Of the many old-time festivals of Kyoto, the most famous survival is the Miyako-odori, or cherry-blossom festival, held every year, when visitors flock to Kyoto to see the cherry-groves in full blossom. The feature of the festival is a wonderful ballet, for which the best dancers in Japan gather in Kyoto. Even the Duke and Duchess of Connaught came to Kyoto for it, when they were in Japan. We stayed for a long time at Yaami’s when they were there, and when the Duke learned from Colonel Cavaye, his private secretary, that I was a journalist, he gave me permission to accompany his party to any function or expedition which I wished to describe. The most interesting of them was the shooting of the rapids of the Katsuragawa, some miles from Kyoto, where thirteen miles of cataracts are negotiated in huge punts, built of springy boards. As we were buffeting down the rapids, the Duke told me that our present King, then Prince George of Wales, had said that shooting those rapids, and the baths of Miyanoshita, where you have natural hot water in wooden boxes sunk in the floor, were the two best things in the world.
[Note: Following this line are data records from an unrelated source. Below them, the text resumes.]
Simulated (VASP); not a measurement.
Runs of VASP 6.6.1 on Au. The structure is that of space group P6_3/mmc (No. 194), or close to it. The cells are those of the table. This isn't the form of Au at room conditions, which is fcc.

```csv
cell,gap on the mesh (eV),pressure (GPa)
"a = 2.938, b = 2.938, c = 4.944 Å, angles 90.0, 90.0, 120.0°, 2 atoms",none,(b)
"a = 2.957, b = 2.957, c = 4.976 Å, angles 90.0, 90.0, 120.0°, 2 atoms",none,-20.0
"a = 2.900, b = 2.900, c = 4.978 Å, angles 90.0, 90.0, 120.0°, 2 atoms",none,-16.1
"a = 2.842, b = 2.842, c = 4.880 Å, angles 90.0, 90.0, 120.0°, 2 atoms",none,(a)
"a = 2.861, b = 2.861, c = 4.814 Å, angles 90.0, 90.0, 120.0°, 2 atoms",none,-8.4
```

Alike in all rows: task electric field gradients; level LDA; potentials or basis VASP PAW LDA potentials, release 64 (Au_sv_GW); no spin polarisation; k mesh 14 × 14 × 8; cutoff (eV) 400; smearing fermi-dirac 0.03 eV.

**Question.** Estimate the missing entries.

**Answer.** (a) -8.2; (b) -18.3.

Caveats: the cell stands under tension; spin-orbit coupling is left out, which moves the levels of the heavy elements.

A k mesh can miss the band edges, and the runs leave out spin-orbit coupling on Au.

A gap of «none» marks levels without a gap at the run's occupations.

In Kyoto, an antique city on a broad plain, embosomed in hills, capped by temples, one has the very essence of old Japan. We stayed there a long time, absorbing an atmosphere which may soon pass away, never to return.
Within a day’s rikisha drive of Kyoto is Nara, with its thousand-year-old treasury of the most notable possessions of the Mikados, and its glorious temples, and its sacred deer-park, and its acres of scarlet azalea thickets.
We visited all; we visited the two great cities of Osaka and Nagoya, with their magnificent castles, and Kamakura, with its gigantic Buddha and its ancient monasteries. We visited all the most famous cities and points of scenery in Japan; and the pleasure of our visit was heightened by our going away to China for six weeks in the middle of it, because when we came back our eyes were far keener to observe and to appreciate, while we had the knowledge acquired in our former visit to guide us.
We were truly sorry to leave Japan. I should be quite content to be living there still; but if we had remained there, Japan would not have taken its part in my development as a writer, for though I should doubtless have compiled a book or books about Japan, they would have been sent home as the productions of an amateur, and very likely have had such difficulty in finding a publisher that they would have been brought out in some hole-and-corner way, instead of my selling The Japs at Home in the open market, and thereby laying the foundation of my career as a travel-book writer.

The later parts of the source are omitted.